Whether or not it was the feeling of a majority of those who played through Mass Effect 3 and felt the ending was lacking in plenty of ways, BioWare felt that enough were upset to warrant some further development. Those solutions came in the form of Mass Effect 3‘s Extended Cut DLC, fleshing out Commander Shepard’s fate and granting several glimpses at how the player’s final decisions impacted the greater galaxy.
The release isn’t likely to bring those who felt the ending was a complete letdown and those who felt it was fine as it was together in a happy medium. But that doesn’t mean that the developers didn’t answer plenty of fan demands, and even show some of the inspired storytelling and greater fiction that fans initially fell in love with.
There may have been too many changes to notice them all, but it doesn’t seem right to let the good be overlooked altogether. Here are a few of the changes and nods brought with the Extended Cut DLC, along with a few questions we’d still like answered. BioWare may not have shown all of the cards we would like them to have, but that doesn’t mean they can’t be addressed at some point down the road. And if they’re thinking of what games in the Mass Effect universe to make next, we’ve got plenty of ideas already.
If there was one aspect of the original endings that felt completely out of place, it was the sudden backseat that most of the crew took to Shepard’s choice. While most of the last two games was spent recruiting talent from across the galaxy only to be disbanded, then… re-banded, Shepard ended up having to go into battle all alone. Even though Mass Effect 2‘s final boss battle went over like a lead balloon, the chance to take the entire squad into the final fight made all the time seem worthwhile.
Luckily, it seemed that BioWare realized an extended ending was an opportunity to show a bit more of how Shepard’s friends and loved ones stood beside him or her, even if they weren’t able to physically do so. Seeing a victorious Wrex, or Jack tending to her student soldiers depending on the decisions made showed that they weren’t completely forgotten. Shepard’s final assault may have been one that had to be taken alone, but discounting the existence of the surrounding characters didn’t make any sense.
Not that these moments were delivered in a cheesy, over-the-top manner, even if some parts of the concept art slideshow at the game’s conclusion seemed a bit cliché. It was the ones that showed the true nature of each character, like Joker refusing to leave the battle for Earth; refusing to leave Shepard stranded on the Crucible with no ride home that resonated. Even a moment as potentially on-the-nose as the assembled crew adding Shepard’s name to the Normandy’s memorial was delivered without any dialogue or drawn out message. Shepard meant something to them, and a moment of remembrance would absolutely take place.

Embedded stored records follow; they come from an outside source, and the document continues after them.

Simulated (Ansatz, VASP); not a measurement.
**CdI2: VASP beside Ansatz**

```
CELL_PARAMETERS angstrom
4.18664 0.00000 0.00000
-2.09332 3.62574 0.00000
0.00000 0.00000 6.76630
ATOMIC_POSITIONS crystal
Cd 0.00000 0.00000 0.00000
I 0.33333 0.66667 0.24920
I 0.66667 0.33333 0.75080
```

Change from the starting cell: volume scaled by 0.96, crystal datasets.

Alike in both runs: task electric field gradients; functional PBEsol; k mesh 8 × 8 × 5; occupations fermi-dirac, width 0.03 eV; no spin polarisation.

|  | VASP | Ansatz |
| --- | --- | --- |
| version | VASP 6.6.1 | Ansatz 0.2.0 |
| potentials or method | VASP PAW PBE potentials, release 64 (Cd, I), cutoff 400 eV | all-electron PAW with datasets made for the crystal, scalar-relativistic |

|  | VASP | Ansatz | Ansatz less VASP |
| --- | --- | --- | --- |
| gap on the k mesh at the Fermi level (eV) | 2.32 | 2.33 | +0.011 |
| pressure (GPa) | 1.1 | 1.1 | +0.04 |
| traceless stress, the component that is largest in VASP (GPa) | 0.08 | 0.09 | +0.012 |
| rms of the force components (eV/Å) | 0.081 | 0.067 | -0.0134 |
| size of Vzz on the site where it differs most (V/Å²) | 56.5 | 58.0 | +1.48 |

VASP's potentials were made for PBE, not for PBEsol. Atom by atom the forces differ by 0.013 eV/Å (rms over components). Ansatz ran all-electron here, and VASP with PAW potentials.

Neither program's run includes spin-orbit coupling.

It seems out of this same love for the various squad members, past and present, that also brought Normandy a brand new fate. The original ending had seen the crew (what was left of them) crashed on a mysterious world with no way home – an effective cliffhanger and ‘what if?’ moment, but also silently condemned them to a terrible end, regardless of how ‘successful’ the player’s campaign was. Thanks to the new ending, the crew that fought and won is awarded with victory, albeit tinged with the loss of their commanding officer.
Who knows, maybe the developers wanted to think that rag-tag band of spacefarers went on to enjoy all new adventures the whole time. At least now they aren’t destined to starve to death on some random planet. Seriously, how was that the original ending?
What We Hoped For:
All that fan service and justice being paid to the characters aside, we didn’t get to see all the character moments we had hoped for. Did Tali – provided she lived – actually succeed in building her home on Rannoch, with a special place for Shepard’s keepsake stone? Did Ashley or Kaidan assume command and take the crew on as their own? Did Liara return to her role as the Shadow Broker in a remote location, or continue to be among her human friends?
These are obviously questions that were going to haunt us regardless of the ending, and aren’t intended to be shots at the Extended Cut at all. If anything, it goes to show just how important all these characters were to the player when all was said or done. Hopefully ‘Admiral Alenko’ or ‘Matriarch Liara’ will reappear in the future.
The increased emphasis on the player’s relationship with their chosen romance option can’t be missed, and deserves specific mention. It was one aspect that the developers never gave any indication they were looking to address, and surprisingly, their additions worked beautifully. Taking a love interest into the final assault resulted in a heartbreaking farewell on the battlefield that was short, to the point, and rang true. Regardless of gender or specific romance options, the scene gave Shepard a last goodbye that brought closure to those players who were genuinely invested in the game’s romantic relationships.
What We Hoped For:
Depending on which characters were selected, saved, and romanced throughout the series, Shepard’s love story could have gone from simple to The Bachelor-level chaos. Given that massive variability, the relatively straightforward results shown in Mass Effect 3 were somewhat of a letdown.
For those who chose to pair with Ashley Williams from the first game, and remain monogamous, it took more than half of the ME3 campaign to even warm up to one another again. The relationship ultimately did result in both a physical and emotional connection between the two, but given how much time was spent learning about the intricacies of Asari coupling, the Williams sisters, or side effects of faulty biotic implants, every time a love interest was out of dialogue options in ME3, it couldn’t help but sting.
That would have been too extensive an expansion to release this late in the game, do the final farewell and tribute at the Normandy’s memorial will have to do. At least Joker and EDI found love…maybe.
More than just humanity had a place in the final battle, even if the original ending failed to show anything but Earth. Alien allies brought their military to back up the attack on the Crucible, but the full campaign showed that the war had many fronts, with Turians, Krogan, Asari and countless other races embroiled in battle as Shepard’s crew mounted their offensive. Thanks to added scenes depicting defeated or retreating Reapers on Tuchanka, victorious Asari commandos, Rachni enjoying open plains, and the first Krogan family units, the scale of that final attack is, retroactively, increased.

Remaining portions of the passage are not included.